In the asymmetric independent private values model, a first-price auction with discrete value distributions admits a unique Bayesian Nash Equilibrium; the equilibrium can be recovered exactly by an algorithm that operates directly on the finite support points rather than by solving ordinary differential equations.

What carries the argument

The algorithm that computes the BNE by characterizing best-response strategies at each discrete value point and solving the resulting finite system.

If this is right

  • Equilibrium strategies can be computed without the numerical errors that arise from solving differential equations or from approximating discrete supports by continuous densities.
  • Auctioneers and bidders can obtain exact predictions for settings such as government procurement where values or bids are naturally discrete.
  • Analysis of first-price auctions must treat the discrete case separately rather than relying on limiting arguments from the continuous case.
  • The same algorithmic approach yields both existence and uniqueness in one pass.

Where Pith is reading between the lines

These are editorial extensions of the paper, not claims the author makes directly.

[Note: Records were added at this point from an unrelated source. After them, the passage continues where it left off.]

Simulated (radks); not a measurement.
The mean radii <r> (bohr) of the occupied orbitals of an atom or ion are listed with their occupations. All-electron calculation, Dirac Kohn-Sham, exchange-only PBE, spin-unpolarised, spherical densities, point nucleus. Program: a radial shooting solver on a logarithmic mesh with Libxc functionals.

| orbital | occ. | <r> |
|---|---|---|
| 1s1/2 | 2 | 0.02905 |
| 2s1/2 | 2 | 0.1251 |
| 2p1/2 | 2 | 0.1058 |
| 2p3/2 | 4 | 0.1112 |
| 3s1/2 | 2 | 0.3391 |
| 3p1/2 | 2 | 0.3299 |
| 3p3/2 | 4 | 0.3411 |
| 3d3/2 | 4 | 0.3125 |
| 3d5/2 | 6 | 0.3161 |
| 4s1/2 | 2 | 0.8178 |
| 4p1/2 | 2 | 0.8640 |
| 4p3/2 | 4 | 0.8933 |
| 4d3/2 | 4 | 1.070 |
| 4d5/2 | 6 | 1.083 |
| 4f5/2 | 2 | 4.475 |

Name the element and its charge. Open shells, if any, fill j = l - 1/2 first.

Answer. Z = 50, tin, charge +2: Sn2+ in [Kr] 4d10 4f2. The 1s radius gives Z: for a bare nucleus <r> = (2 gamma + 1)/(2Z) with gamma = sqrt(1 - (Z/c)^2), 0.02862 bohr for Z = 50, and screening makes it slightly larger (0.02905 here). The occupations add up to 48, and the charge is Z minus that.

  • Procurement platforms could embed the algorithm to suggest bids to participants in real time.
  • The method may generalize to other sealed-bid formats once their discrete equilibria are characterized.
  • Empirical tests on field data from discrete-bid auctions could check whether observed behavior matches the predicted unique equilibrium.
  • Hybrid models that mix a few discrete types with a continuous component could be studied by extending the finite-support technique.

Load-bearing premise

Buyers' value distributions are common knowledge and independent of one another.

What would settle it

An explicit pair of discrete distributions for two bidders in an asymmetric first-price auction for which either no pure-strategy BNE exists or more than one such equilibrium exists.

Figures

Figures reproduced from arXiv: 1906.09403 by Song Zuo, Weiran Shen, Zihe Wang.

Figure 1
Figure 1. Figure 1: The equilibrium strategy of two i.i.d. buyers with uniform [PITH_FULL_IMAGE:figures/full_fig_p004_1.png] view at source ↗
Figure 2
Figure 2. Figure 2: Each value’s corresponding bid interval is indicated by braces. A dot implies [PITH_FULL_IMAGE:figures/full_fig_p007_2.png] view at source ↗
Figure 3
Figure 3. Figure 3: Monotonicity of b( ¯b). In the left part, the guess is ¯b = 8.5 and the algorithm stops at b( ¯b) = 0.35. In the right part, the guess is ¯b = 9.5, and the algorithm stops at b( ¯b) = 3.76. 5 Existence and uniqueness of the BNE 5.1 Existence In Algorithm 2, if the point b( ¯b) where the algorithm terminates does not match the actual smallest winning bid b, the bidding strategies we get do not form a BNE. B… view at source ↗
Figure 5
Figure 5. Figure 5: The oscillation of continuous algorithms. The two curves corresponds to buyer [PITH_FULL_IMAGE:figures/full_fig_p019_5.png] view at source ↗
Figure 6
Figure 6. Figure 6: Running time comparison. The y-axis is the cumulative distribution of the [PITH_FULL_IMAGE:figures/full_fig_p020_6.png] view at source ↗
read the original abstract

First price auctions are widely used in government contracts and industrial auctions. In this paper, we consider the Bayesian Nash Equilibrium (BNE) in first price auctions with discrete value distributions. We study the characterization of the BNE in the first price auction and provide an algorithm to compute the BNE at the same time. Moreover, we prove the existence and the uniqueness of the BNE. Some of the previous results in the case of continuous value distributions do not apply to the case of discrete value distributions. In the meanwhile, the uniqueness result in discrete case cannot be implied by the uniqueness property in the continuous case. Unlike in the continuous case, we do not need to solve ordinary differential equations and thus do not suffer from the solution errors therein. Compared to the method of using continuous distributions to approximate discrete ones, our experiments show that our algorithm is both faster and more accurate. The results in this paper are derived in the asymmetric independent private values model, which assumes that the buyers' value distributions are common knowledge.

Editorial analysis

A structured set of objections, weighed in public.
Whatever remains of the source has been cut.